Photo Credit: Navy Petty Officer 2nd Class Aaron Lau
The guided missile destroyer USS Carney defeats a combination of Houthi missiles and unmanned aerial vehicles during operations in the Red Sea, Oct. 19, 2023.

According to a Reuters report on Friday, citing five sources, Chinese authorities have urged Iranian officials to collaborate in curbing assaults on vessels in the Red Sea by the Houthis, who are supported by Iran. Beijing stressed that failure to address this issue could potentially jeopardize business relations between the two nations.

Late Monday night, US and UK forces with support from Australia, Bahrain, Canada, and the Netherlands attacked eight Houthi targets in Yemen. The Pentagon stated that the strikes “are intended to degrade Houthi capability to continue their reckless and unlawful attacks on US and UK ships as well as international commercial shipping in the Red Sea, Bab al-Mandeb Strait, and the Gulf of Aden.”


Iranian sources told Reuters that Chinese officials warned Tehran in several recent trade meetings between the two countries that it must curb its client, the Houthi militia.

“Basically, China says: ‘If our interests are harmed in any way, it will impact our business with Tehran. So tell the Houthis to show restraint,” an Iranian source told Reuters.

The Financial Times on Wednesday cited American officials who said the US had requested China’s assistance in urging Tehran to restrain the Houthi rebels who are attacking commercial ships in the Red Sea, however, there was little indication at the time of help from Beijing.

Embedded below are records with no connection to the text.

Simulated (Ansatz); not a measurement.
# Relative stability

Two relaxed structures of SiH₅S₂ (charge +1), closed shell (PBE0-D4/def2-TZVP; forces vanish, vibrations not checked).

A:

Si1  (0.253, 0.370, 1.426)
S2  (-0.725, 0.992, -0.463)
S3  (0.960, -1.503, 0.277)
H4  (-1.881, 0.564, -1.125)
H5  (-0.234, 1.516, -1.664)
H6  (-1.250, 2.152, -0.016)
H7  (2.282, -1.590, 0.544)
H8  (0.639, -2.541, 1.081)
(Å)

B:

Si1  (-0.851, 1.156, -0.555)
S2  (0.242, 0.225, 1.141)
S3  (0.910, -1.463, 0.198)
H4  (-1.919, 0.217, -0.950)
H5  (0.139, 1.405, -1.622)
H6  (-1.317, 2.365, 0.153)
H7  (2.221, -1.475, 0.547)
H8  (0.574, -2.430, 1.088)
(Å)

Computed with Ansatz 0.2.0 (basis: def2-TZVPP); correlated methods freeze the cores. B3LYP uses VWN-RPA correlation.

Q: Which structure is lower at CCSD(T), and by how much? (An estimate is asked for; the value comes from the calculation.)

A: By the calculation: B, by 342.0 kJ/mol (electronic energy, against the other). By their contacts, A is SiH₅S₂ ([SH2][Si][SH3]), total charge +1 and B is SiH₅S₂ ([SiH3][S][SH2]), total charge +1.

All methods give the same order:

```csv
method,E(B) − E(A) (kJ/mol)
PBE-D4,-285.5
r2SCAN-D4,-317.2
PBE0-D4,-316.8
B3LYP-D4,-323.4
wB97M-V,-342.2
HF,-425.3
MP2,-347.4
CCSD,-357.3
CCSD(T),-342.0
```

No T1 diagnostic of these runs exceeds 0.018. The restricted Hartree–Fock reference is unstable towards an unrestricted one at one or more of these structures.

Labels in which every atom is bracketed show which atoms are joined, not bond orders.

Over the past three months, US officials have consistently raised the issue with top Chinese officials, seeking their cooperation in warning Iran against escalating tensions in the Middle East following the October 7 attack by Hamas on Israel and the subsequent war in Gaza. US national security adviser Jake Sullivan, deputy Jon Finer, and Secretary of State Antony Blinken discussed the matter in meetings with Liu Jianchao, head of the Chinese Communist Party’s international department, in Washington this month.


How much leverage does China have over Iran? Suffice it to say that based on tanker tracking by data and analytics provider Kpler, China purchases 90% of Iran’s crude oil, to be refined by Chinese outfits – at a time when the US is maintaining strict sanctions against buying Iranian oil. Meanwhile, that’s only 10% of China’s crude oil consumption, so Beijing could easily cover the Iranian supply from other sources should it decide to teach the Ayatollahs a lesson in getting along with others.

China’s Foreign Ministry responded to a Reuters inquiry, stating: “China is a sincere friend of the countries of the Middle East and is committed to promoting regional security and stability and seeking common development and prosperity.”


Speaking of friends, According to China Briefing, China has boosted its average annual investment in Israel from $20 million in 2002 to more than $200 million in 2022.

Data from the Institute of National Security Studies shows that China’s investments in Israel were overwhelmingly focused on the technology sector (449 deals with a reported value of some $9.14 billion as of 2019).

But wait, there’s more: eight deals were closed in the infrastructure sector at a total value of $5.91 billion, including four deals in transportation, two in the ports, and two in the electricity sector. Another deal was closed in agriculture and real estate (the acquisition of Tnuva), one in the minerals sector (the acquisition of Adama), two deals involved investments in academic institutions (the Technion and Tel Aviv University), and one was in advertising (the acquisition of Bagir).


Finally, Iran’s Tasnim news agency reported on Thursday that the Houthis are still at it. Tasnim reported that “Yemen’s Armed Forces launched ballistic missiles against American warships in the Gulf of Aden and Bab al-Mandab Strait, expressing support for Palestinians in Gaza facing a genocidal war launched by Israel with the United States’ support.”

This may be a good time to bid on really cheap Iranian crude.